While I think your posts are very well presented and uniquely interesting, I do think you are carrying over a Watchtower belief that needs to be disposed of because it causes you to come to not very insightful conclusions. Sure there are contrasting differences that don't gel in the Bible, but I think it's something big to you because you're trying to get the Bible to be something the Witnesses claim it should be. Those outside the JW “compound”(like in Christendom) already know these things—they've known them for centuries—and still they accept the Bible. They will look at list like this and ask you if you slept through Sunday school as a kid.
Sometimes we carry over a lot of JW baggage without realizing it. Using Watchtower criteria to judge things in the world will always leave us missing the point everyone else on the planet gets (not to mention the civilization that exists on the M-class planet closest to Betelgeuse). Not that we have to accept these things either, but we won't look very smart to begin with. (I.E.: Other person never a JW reads your points and replies to you in a sarcastic tone: Really? The Bible contradicts itself? Wow! After 2000 years of no one in Christianity ever seeing this, we should all be glad you were born into the world! Thank you, thank you so very much. Now excuse me, because I'm late for my buttock hair removal.)
Unlike the way the Governing Body of Jehovah’s Witnesses would like us to believe, Catholics, Protestants, and Orthodox Christians did not derive their teachings from the Bible. Because—and this goes for Protestants in a roundabout way—Christianity was already functioning by the time the last of the writings that would be included in the New Testament was written, beliefs it had already developed before the Christian Greek Scriptures’ canonization such as the Trinity could never have come from a collection of holy writings that had yet to be considered the equivalent of God’s Word as found in the Tanakh or Hebrew Scriptures (Old Testament).
The KJV was introduced in 1611, the Catholic Douay in 1610, questions regarding the Byzantine/Masoretic-versus today’s critical master texts such as the UBS would not develop until much later of course. The formal Trinity doctrine predates the official canonization of the Christian Scriptures, however. Today’s Evangelical Christians come from American history, after Puritanism’s failure with the Salem Witch Hunts and extended past the Second Awakening into the time of the Adventist’s and the Watchtower’s own Charles Taze Russell. Attempting to put these things together would thus require a rip in the fabric of the space time continuum.

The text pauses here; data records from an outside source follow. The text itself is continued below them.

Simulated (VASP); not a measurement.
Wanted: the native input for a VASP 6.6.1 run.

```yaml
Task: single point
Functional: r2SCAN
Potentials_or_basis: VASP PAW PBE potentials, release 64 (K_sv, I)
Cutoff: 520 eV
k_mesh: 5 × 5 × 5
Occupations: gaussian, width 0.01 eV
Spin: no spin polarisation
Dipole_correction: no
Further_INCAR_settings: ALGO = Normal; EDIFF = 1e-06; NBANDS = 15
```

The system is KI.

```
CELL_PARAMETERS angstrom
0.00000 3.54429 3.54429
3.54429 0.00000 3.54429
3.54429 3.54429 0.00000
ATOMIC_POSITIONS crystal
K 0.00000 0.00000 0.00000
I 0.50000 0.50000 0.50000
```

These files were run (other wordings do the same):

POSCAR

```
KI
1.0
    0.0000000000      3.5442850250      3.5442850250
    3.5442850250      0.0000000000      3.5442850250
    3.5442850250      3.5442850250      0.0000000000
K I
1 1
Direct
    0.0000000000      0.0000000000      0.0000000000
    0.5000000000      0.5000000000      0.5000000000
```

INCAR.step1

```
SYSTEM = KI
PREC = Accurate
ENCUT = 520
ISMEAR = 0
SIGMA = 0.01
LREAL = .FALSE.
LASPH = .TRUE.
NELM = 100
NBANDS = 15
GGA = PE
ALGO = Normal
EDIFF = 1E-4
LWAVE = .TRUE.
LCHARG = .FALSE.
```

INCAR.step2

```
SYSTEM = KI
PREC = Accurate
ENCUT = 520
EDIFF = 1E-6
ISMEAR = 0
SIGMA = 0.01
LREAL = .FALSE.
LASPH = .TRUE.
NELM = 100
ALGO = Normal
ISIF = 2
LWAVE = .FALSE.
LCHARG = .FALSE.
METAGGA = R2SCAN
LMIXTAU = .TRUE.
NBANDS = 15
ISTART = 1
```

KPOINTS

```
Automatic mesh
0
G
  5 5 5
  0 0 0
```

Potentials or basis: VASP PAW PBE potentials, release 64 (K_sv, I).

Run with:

While it’s not that other religions don’t hold the Bible to be God’s inspired, it’s that they don’t believe the Bible is the foundation of religious belief like the Witnesses do. Even for many sola-scriptura Evangelistic Fundamentalists, Christianity is a hodgepodge of beliefs found in and out of the Bible. Teachings such a marrying before a Church elder or a member of the clergy, adding books to the Hebrew Bible and considering them inspired equivalents, even beliefs the Witnesses don’t like such as the Trinity, worship on Sundays as a Christian observance of the Sabbath, the celebration of the Nativity, etc., all these are part of Christianity’s history which the Witnesses reject.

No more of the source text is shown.